It is against this backdrop that we shall now explore, Chronicle by Chronicle, the choices made by those characters who act out their parts (for good or for ill) in the shadow of the Risen Lion. Indeed, as my focus will be on those choices, I shall say relatively little about Aslan in the paragraphs that follow. Though Aslan stands at the moral center of all the tales, to ask a child (or adult) to live up to his Pure Goodness would be far too daunting. For that reason, I shall concern myself with the more “human” examples of good and evil that provide the Chronicles with much of their interest, conflict, and moral power.
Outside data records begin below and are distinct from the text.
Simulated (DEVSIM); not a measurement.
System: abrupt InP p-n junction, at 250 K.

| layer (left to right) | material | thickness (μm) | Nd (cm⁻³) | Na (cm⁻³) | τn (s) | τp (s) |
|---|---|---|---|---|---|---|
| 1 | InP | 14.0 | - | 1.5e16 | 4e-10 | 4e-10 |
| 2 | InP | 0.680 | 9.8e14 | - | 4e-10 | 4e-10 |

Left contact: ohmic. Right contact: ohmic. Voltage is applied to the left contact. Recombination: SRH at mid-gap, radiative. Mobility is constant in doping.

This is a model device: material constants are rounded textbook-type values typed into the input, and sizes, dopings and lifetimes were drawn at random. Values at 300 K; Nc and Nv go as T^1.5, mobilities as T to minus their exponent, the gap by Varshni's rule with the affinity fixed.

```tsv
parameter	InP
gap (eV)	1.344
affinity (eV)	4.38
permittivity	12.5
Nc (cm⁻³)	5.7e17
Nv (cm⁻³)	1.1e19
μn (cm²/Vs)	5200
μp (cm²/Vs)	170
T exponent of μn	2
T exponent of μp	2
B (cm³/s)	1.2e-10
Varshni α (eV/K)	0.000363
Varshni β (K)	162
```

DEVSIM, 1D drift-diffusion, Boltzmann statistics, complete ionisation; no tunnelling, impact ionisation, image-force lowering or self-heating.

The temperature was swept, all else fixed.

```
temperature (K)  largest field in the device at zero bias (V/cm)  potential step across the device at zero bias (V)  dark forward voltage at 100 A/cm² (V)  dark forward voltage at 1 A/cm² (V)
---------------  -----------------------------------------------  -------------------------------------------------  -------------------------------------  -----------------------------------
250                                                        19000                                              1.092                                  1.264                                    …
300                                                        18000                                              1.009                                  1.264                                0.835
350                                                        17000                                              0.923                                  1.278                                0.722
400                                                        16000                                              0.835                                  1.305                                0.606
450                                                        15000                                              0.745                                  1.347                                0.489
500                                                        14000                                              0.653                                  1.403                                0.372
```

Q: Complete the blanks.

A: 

Compared to the White Witch, the bad guy of Prince Caspian (Uncle Miraz) is a more standard villain, recognizable from both fiction and history. He is the power-hungry usurper who (like Claudius in Hamlet) kills his own brother in order to steal his throne. He even proves willing (as have many tyrants throughout history) to kill his young, innocent nephew (Caspian) as a way of securing his own dynastic line. Miraz is one in a long line of Telmarine Kings (some, like Caspian’s father, good, but most of them bad) who have seized control of Narnia and driven the talking beasts underground. In many ways, they have transformed the once innocent and carefree Narnia into a police state ruled by fear and suspicion. Again, the situation is a familiar one, but Lewis adds to it a subtle twist that brings out more fully the precise nature of Miraz’s evil. You see, it is not enough for Miraz that he and his heirs have expelled the talking beasts (and with them, their messianic hope in Aslan). Miraz’s true goal is to obliterate even the memory of Aslan and the talking beasts by converting those sacred memories into lies and superstitions. If he has his way, the history of Narnia will be so rewritten as to leave out both the sacrifice and resurrection of Aslan and the ancient faith and deeds of his followers. He is, to use the language of our own world, a secular humanist with a vengeance! When the young Caspian asks him about the “old stories” of Aslan and the Four Kings and Queens, Miraz ridicules the boy and attempts to strangle his yearning for the old days.

Despite, however, the concerted attempts of the evil Miraz to “demythologize” his nephew’s beliefs, the good Caspian keeps alive his yearnings for the real Narnia of old and risks everything to bring it back. Caspian is innocent without being naïve, idealistic without being impotent; he does not seek after some utopian pie-in-the-sky, but a revival of the true spirit of Narnia. He is an excellent role model for children who must face a modern world rife with cynicism and nay-saying, and his struggle with Miraz offers an ideal opportunity for the discerning parent to expose for his child one of the key attributes of evil in our world. Miraz is a villain, the parent must teach his child, not because his beliefs differ from those of Caspian, but because he desires to crush all belief to achieve his ends. He is like the thief in John 10 (see above) who comes only to steal, kill, and destroy. His revisionist campaign seeks not to bring the light of knowledge but to snuff it out.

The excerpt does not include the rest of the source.